Mekertich Armen was a less known, even though well-regarded member of the generation of Armenian intellectuals that became victim of Stalinism.
He was born Mekertich Harutiunian on December 27, 1906, in Alexandropol (nowadays Gumri), in a family of artisans. He studied in a local school and then in the gymnasium for boys and in one of the schools opened by the Near East Relief in the city. Years later, he would graduate from the State Institute of Cinematography in Moscow, where he studied at the section of script writing for two years.
In 1922-1923 he was a boy scout (scoutism was still tolerated in Soviet Armenia in the early 1920s), and in 1923 published his first poem in the local newspaper Panvor . In 1925 Mekertich Armen was one of the founding members of the short-lived “October” union of writers of Leninakan (Gumri’s name in Soviet times), started by Gurgen Mahari (1903-1969) along with Soghomon Tarontsi (1904-1971), Gegham Sarian (1902-1976), Sarmen (1902-1980), and others. In 1925 he moved to Yerevan and entered another short-lived union of writers, called “November” and founded by Yeghishe Charents (1897-1937). He worked for a few years in the editorial offices of the journals Grakan Dirkerum and Yeritasard Bolshevik . He would also be the secretary of the artistic council of Haykino (the Armenian film studios, later known as Armenfilm).
By 1934, when he became a member of the newly founded Writers Union of Armenia, Mekertich Armen had already published several books of prose, among them the novels Yerevan (1931) and Scout 89 (1933). His remarkable novel The Fountain of Heghnar (1935), set in pre-Soviet times, put him among the best writers of his generation.
However, the political purges that swept the Soviet Union in 1936-1938 did not spare the political and intellectual class of Armenia. Along with many members of his generation (Charents, Axel Bakunts, Gurgen Mahari, Vagharshag Norents, Soghomon Tarontsi, among many others), Mekertich Armen was arrested in 1937 as an “enemy of the people” (the usual slogan of authoritarian and totalitarian regimes to tarnish its potential and real opponents) and exiled to a labor camp, where he remained until 1945.
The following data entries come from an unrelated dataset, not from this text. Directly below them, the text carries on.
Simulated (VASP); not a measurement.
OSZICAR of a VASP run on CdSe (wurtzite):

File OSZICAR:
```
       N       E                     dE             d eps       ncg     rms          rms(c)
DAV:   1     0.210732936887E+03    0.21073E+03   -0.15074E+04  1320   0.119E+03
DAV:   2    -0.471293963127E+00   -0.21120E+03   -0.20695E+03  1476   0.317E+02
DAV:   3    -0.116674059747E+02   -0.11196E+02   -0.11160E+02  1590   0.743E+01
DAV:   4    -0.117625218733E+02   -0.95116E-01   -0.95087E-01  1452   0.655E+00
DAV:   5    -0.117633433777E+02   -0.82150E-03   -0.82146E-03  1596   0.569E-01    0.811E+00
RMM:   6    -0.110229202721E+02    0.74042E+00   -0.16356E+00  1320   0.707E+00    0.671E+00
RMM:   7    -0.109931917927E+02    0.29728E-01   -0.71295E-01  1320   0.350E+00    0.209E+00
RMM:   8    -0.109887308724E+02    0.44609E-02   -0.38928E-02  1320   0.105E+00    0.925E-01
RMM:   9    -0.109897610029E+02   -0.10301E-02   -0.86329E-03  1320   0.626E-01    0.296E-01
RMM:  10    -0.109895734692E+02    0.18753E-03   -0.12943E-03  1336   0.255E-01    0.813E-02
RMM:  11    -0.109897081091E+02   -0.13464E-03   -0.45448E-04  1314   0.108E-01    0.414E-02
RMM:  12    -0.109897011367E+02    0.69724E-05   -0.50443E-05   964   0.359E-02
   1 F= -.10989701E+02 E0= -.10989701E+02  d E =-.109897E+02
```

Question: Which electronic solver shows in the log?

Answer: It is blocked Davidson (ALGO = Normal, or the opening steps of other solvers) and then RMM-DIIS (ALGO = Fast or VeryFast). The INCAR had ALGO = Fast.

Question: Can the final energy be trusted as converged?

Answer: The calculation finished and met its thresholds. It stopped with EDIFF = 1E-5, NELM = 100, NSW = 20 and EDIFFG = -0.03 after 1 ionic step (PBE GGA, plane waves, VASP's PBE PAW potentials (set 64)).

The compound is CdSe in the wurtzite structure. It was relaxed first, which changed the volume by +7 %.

Upon surviving the hardships of exile, he returned to Yerevan and continued his literary activities. He published new novels and collections of short stories, but none repeated the success of The Fountain of Heghnar, which had been printed twice before his arrest and had three more editions from 1955 to 1961. In the short interlude of Nikita Khruschev’s period of the “thaw,” when the crimes of Stalin were denounced and some works reflecting the Siberian labor camps were allowed to be published, Armen published a collection of short stories, They Asked Me to Deliver to You (1964), that brought some recognition once again. In the last years of his life, he was named Emeritus Worker of Culture of Soviet Armenia (1967) and his collected works were published in five volumes (1967-1971). The Fountain of Heghnar was the subject of two films (“The Fountain of Heghnar,” Arman Manarian, 1971, Yerevan, and “The Spring,” Arby Ovanessian, 1972, Iran).
Mekertich Armen passed away on December 22, 1972, in Yerevan.